Music Reviews
Memento

Memento

Beginnings

Columbia

Tired of being unable to contribute creatively to the “band,” Justin Stewart Cotta and Steve Clark gave up a comfortable life as supporting musicians and left Jon Crosby’s Vast to form Memento. Along the way, we’re told, they recruited two other Australian dudes so prolific they needed only a first name (“Lats” and “Space”), hooked up with a famous producer and mixer team (Toby Wright and Brendan O’Brien) and put out a debut album for Columbia.

The result of this journey, Beginnings, kicks off with “Nothing Sacred,” a fairly standard issue contemporary metal affair. It’s an incredibly solid track and a killer first radio single for the band, but it’s also a song that casual listeners will likely immediately dismiss as a Disturbed or Tool knockoff. After rocking out with what’s sure to be the band’s contribution to this decade’s one hit wonders list, things get twisted up a little. “Saviour” and “Beginnings” tone the metal down a little in favor of a softer, more introspective sound, and simultaneously turn the spiritualism knob to overload with heaping spoonfuls of Christian imagery.

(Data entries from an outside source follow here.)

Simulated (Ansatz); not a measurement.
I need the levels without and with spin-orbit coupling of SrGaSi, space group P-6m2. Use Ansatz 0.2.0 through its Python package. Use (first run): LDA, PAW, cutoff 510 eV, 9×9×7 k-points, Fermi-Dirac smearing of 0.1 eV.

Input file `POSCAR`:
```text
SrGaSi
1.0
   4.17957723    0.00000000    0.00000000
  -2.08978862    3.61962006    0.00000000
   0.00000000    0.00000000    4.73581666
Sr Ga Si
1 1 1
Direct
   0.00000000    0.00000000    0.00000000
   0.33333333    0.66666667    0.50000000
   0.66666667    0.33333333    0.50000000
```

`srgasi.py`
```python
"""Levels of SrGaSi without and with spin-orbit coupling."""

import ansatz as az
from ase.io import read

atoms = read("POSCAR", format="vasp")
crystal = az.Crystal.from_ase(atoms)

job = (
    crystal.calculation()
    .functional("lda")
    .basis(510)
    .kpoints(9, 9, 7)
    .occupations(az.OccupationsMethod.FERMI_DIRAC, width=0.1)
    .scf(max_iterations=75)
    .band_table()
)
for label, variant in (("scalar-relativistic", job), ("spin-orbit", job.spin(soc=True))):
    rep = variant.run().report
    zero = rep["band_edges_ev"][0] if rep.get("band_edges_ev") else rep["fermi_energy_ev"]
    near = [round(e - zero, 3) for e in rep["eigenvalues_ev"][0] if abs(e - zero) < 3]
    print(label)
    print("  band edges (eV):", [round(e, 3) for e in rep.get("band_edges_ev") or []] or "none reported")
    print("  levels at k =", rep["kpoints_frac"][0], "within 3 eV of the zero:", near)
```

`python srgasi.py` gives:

The album continues to segue back and forth between these two sounds: the hard stuff is largely uninspired and simplistic but ultimately pretty listenable; the softer material, on the other hand, might be a little difficult to swallow if you caught the band during their stint on Ozzfest. The only tracks, other than their single, that really leave much of an impression are the piano-based “Reflections” and the album closers “Stare” and “Figure 8.” These latter songs succeed where the rest of the album falls flat. “Figure 8,” in particular, does a great job of marrying the two sides of Memento’s sound, winding them into something that feels both tremendously epic and sincere.

Despite its failings, Beginnings is a decent melodic rock album that will win over fans of Disturbed, Earshot and Saliva, as long as they’re not too irritated by the religious rhetoric. For me though, the midsection of the album weighs it down too much. Songs like “Abyss” and “Coming” are as predictable as they are artificial, complete with angry clichéd lyrics (albeit with a quasi-wholesome religious spin) and droning nu-metal repetitiveness. I give Memento credit for trying, and for having the ambition to break away from their established studio musician history to give birth to their own creative brainchild, but only the last few tracks reveal anything the least bit unique about it. Hopefully, as the child they’ve birthed here matures, its adolescence will prove to be somewhat more interesting than its beginnings.